# Bodart & Gonay Optifire



## bartelsjoshuac (Nov 20, 2008)

Not sure if you folks will like this, as I haven't seen any modern looking wood burners on this site, but here are pictures of upgrading my inefficient cheap Superior fireplace insert to an efficient Bodart & Gonay Optifire insert.  The Superior cooled the house, the new Optifire provides more heat than I could ever use.


----------



## webbie (Nov 20, 2008)

Very Very cool.
Sleek.
Americas next top model.


----------



## BrotherBart (Nov 20, 2008)

That is very, very nice.


----------



## fossil (Nov 20, 2008)

Gorgeous.  Never seen one.  Thanks for the pics.  Rick


----------



## Corey (Nov 20, 2008)

While 'the look' is not for me, I can appreciate the sleek stainless trim and smooth, clean lines.  Looks like a great job!


----------



## Jags (Nov 20, 2008)

Thats pretty darn neat.  Obviously it needs the proper setting (which it has), but very sleek and clean.  Sweet!

Uhh....guess I could have been more unique in choosing my words (clean, sleek....) :long:


----------



## struggle (Nov 20, 2008)

I really like the clean lines it has. The minimalist look to it is great. Very sharp. 

What is it rated for heat output?


----------



## bartelsjoshuac (Nov 21, 2008)

16.5 kilowatt hours which equates to 56,300 BTU's according to the manufacturer's website (which is the 763-764 model).  

Most US resellers rate it at “up to 50,000 BTU's” at 70% efficient and call it a model 780 which is not even listed on the manufactures website.

We’ll say around 45,000 BTU’s I guess.  No idea if that is with or without the 265CFM fan (I have the fan).  It more than heats my 1400 square feet though, even when it is well below 0 outside.  I have to really turn down the air, almost closed, and add wood sparingly on a 25 degree night like tonight or it gets way too hot in here.  So it does it job for me well.  Much better than the open, heat circulating fireplace it replaced which cooled the house, even with the doors closed.  

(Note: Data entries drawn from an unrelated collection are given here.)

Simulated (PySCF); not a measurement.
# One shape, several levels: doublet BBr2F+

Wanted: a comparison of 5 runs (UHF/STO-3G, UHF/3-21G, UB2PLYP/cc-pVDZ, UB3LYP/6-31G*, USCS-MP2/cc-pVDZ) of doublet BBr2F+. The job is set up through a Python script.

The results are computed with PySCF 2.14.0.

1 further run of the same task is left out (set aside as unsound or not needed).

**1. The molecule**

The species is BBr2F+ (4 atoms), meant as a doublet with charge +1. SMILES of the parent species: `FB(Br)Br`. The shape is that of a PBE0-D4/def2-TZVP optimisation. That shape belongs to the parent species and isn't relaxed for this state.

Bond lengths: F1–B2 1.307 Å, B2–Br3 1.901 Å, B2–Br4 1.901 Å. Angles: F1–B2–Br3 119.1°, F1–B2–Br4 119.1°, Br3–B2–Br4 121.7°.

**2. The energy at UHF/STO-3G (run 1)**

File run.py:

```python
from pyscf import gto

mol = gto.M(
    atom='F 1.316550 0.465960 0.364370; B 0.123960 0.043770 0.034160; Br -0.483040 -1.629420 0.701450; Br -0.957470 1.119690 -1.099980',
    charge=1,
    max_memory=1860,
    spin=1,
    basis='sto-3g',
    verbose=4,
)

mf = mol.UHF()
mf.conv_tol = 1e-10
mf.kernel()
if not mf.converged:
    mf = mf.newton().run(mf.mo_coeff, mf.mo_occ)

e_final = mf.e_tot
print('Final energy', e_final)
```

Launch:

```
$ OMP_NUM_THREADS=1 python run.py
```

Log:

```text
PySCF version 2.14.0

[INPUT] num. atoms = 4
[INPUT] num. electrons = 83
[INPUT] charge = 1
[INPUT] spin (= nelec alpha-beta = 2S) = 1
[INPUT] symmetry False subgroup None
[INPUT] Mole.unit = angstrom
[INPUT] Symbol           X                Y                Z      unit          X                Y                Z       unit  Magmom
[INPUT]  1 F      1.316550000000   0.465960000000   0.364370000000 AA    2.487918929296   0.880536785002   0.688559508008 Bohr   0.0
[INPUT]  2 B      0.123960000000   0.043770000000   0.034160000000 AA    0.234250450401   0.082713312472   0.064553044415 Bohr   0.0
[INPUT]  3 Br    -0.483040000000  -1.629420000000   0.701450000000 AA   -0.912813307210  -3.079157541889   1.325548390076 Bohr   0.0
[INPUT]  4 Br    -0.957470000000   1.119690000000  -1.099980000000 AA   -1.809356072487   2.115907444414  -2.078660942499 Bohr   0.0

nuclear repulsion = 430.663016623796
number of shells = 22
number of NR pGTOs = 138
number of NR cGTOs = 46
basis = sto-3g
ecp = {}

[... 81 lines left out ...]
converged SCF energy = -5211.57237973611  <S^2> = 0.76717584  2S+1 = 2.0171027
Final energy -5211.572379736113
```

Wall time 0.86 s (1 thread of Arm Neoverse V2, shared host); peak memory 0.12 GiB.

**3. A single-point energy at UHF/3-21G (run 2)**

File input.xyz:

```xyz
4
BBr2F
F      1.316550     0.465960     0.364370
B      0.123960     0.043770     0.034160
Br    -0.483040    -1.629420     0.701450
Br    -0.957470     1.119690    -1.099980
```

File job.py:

I hadn’t seen anything modern or contemporary on this site, I figured people would hate it.  I’m glad to see thought it was neat, even if it wasn’t the style you like.  Thanks.


----------



## titan (Nov 21, 2008)

I love the huge viewing glass in the door.How large is that firebox?Enjoy....you have a great-looking fireplace.


----------



## bartelsjoshuac (Nov 21, 2008)

That's the one spec I can't seem to locate in the brochure or on the internet.  The glass measure 25"x18" so the firebox is 27" wide by 18" tall, but the baffles take up some of the height on the inside, so it is not like you can stack logs 18" deep, probably less than 1/2 that.  And the firebox is 18" deep.  So I guess that computers to around 5 cubic feet of interior space.  The manual says 24lbs of wood maximum load.  It is the mid sized model.  There are two smaller ones, and one larger one, but those aren't sold in the US.  There is also a two sided one, but once again, nobody imports it in the US.  It is also available with a curved glass door too I guess.


----------